Comments on Stephen Koch, Double Lives

Date: Thu, 22 Feb 1996 9:35:32 +0900 (JST) From: JLM@twics.com

Note from David Bailey, editor: I would like to encourage similar comments from members of the h-ideas network regarding recent interesting and important books which might not be entering the list through the normal reviewing process. I have divided John's message on two books for the sake of clarity of discussion.

Recently I have been reading a couple of very scary books. My comments on the second will appear in a second post. The first, by historian Stephen Koch is _Double Lives: Stalin, Willi Munzenberg and the Seduction of the Intellectuals_. It describes the life and times of Willi Munzenberg, colleague of Lenin, a founding organizer of the Communist International, a man described by Koch as "the Bolshevik Rupert Murdoch" and at one time a much-envied model for Joseph Goebbels. The blurbs on the back cover contain two quotes from reviewers. Angus Calder writes for _Scotland on Sunday that "Newspapers, magazines, books, plays, films appeared in the west at his instigation...the fellow-travelling innocents who joined the front organizations her controlled included some of the major names in 20th-century culture --Mann and Gide, Hemingway and Eluard. Bad-tempered Sinclair Lewis and wise-cracking Dorothy Parker. " Anne McElvoy, writing for _The Times_ says, "An excellent history of Soviet Propaganda in the west under Stalin... Koch, to his credit, has not taken a single rumour for granted. This is an excellent example of both scholarship and detective work, sourced from newly- opened archives in Germany and Russia."

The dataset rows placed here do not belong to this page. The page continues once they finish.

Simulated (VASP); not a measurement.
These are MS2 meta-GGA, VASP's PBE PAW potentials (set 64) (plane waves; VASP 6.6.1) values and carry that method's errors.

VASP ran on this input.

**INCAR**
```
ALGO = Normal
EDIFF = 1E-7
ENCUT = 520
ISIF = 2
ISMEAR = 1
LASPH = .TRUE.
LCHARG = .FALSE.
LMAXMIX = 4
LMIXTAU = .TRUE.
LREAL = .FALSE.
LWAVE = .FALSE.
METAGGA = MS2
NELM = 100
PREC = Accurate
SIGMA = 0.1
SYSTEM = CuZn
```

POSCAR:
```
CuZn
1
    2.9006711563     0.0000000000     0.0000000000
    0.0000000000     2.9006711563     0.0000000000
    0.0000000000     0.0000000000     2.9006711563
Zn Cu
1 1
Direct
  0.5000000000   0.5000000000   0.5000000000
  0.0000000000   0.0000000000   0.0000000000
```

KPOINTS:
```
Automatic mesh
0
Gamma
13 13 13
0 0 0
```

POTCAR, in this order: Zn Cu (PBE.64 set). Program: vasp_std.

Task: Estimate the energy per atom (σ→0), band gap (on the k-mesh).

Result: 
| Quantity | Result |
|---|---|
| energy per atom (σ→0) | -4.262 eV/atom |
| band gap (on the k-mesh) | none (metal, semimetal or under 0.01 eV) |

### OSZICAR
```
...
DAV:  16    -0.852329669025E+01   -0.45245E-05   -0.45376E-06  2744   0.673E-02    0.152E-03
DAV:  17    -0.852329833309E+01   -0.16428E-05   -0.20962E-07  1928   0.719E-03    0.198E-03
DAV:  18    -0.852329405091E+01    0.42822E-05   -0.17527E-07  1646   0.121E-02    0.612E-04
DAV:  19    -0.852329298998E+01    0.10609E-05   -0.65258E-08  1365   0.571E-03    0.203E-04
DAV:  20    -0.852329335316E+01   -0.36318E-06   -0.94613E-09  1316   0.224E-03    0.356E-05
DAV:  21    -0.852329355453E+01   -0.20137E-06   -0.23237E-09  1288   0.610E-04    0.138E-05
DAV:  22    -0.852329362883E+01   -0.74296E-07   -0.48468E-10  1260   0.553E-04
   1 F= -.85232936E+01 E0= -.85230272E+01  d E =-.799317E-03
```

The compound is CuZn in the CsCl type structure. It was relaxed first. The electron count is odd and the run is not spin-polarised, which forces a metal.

Does anyone know of serious reviews, or have personal opinions, concerning this book or these issues? Since it makes strong claims about the relationship of ideas to history, I think that it might be of interest to us.

John McCreery
Yokohama
February 22, 1996


Date: Fri, 23 Feb 96 14:02:24 -0500
From: Hughie Lawson <a06432f@msumusik.mursuky.edu>

Just a Question. I could not tell from the John McCreery's post why Koch's a scary book. Request elaboration.


Date: Sat, 24 Feb 1996 12:34:37 +0900 (JST) From: JLM@twics.com

Hughie Lawson asks what is scary about Stephen Koch's _Double Lives_.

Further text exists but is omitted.